Some people eat, sleep and chew gum, I do genealogy and write...

Sunday, August 31, 2014

Citations: Rules or Principles?

As genealogists are we governed by rules or principles? However, upon reflection, I guess the proper question to ask is whether we are governed at all? We recently did some construction, finishing off our basement. All through the process we had a series of inspections. When the job was completed, there were several items that needed to be fixed before the final inspection. Analogously, my blog is constantly inspected and reader submit comments requesting corrections all the time. But in my genealogy work, there are no periodic inspections unless I share my files with others, I get no feedback at all.

It seems to me that even if we all could somehow agree that there are certain rules and/or principles that apply to genealogy, there is no enforcement mechanism at all and any such rules etc. would be observed only by the most assiduously competent and careful. But there is a segment of the genealogical community that operates as though there were carefully crafted universal rules and further, that those rules apply to all genealogists no matter their degree of involvement or skill. Interestingly, these self-appointed guardians of the genealogical norm, cannot seem to agree very much among themselves as to the content of the rules or even which of the rules apply.

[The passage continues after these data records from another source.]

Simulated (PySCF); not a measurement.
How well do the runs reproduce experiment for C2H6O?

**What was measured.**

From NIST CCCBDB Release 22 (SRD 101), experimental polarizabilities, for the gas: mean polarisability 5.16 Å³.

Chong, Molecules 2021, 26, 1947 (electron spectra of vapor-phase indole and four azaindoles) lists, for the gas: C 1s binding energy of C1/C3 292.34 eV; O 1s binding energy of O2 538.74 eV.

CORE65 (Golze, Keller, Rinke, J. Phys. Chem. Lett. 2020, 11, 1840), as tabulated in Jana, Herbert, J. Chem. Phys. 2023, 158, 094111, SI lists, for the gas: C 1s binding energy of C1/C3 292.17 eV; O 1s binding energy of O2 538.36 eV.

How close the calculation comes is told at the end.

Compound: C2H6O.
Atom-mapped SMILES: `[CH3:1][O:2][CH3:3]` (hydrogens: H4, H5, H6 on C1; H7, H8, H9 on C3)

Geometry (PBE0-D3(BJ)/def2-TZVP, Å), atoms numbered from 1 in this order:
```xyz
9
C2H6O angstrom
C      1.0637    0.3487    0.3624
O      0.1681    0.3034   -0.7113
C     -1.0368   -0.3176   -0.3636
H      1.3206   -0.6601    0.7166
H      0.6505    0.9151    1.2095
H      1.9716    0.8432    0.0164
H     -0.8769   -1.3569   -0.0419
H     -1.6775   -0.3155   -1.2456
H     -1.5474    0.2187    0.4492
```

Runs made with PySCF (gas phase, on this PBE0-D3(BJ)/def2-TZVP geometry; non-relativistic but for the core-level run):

Nowhere in the realm is this lack of uniformity more obvious than in the world of citations of authorities and sources. It thought it would be interesting to look at some of the guidelines for submission of articles to the more prominent genealogical publications and see how much uniformity exists. Who would know more about the "rules of citations" than the editors of the genealogical society magazines?

My first example is the Guidelines for Writers published by the National Genealogical Society (NGS). Hmm. The Guidelines for Writers is very short and concise and any reference to citations is missing. The only statement about format is the following:
NGS Magazine reserves the right to edit all submissions to conform to house style and needs. The NGS Magazine editor agrees to make every reasonable effort to make available to the Writer the final, edited version of the article while there is still time to make corrections.
That seems fair enough, I would suppose that if you were too far off base, they would reject the article altogether or tell you to rewrite it with some kind of citations. If I were going to submit an article, I would probably look at several back issues of the magazine and try to emulate the format.

Next in line is The Genealogist, a publication of the American Society of Genealogists. Their guidelines are even more terse than the NGS.
The editors are particularly interested in single family studies and compiled family genealogies, single-line descents, and articles that solve a specific problem while demonstrating a technique for solution of similar problems. The editors will not draw arbitrary geographic or chronological limits for articles but will continue to exclude queries, which have a proper place in many other publications.
They rely on sample articles entirely, which, by the way, are full of lovely footnotes.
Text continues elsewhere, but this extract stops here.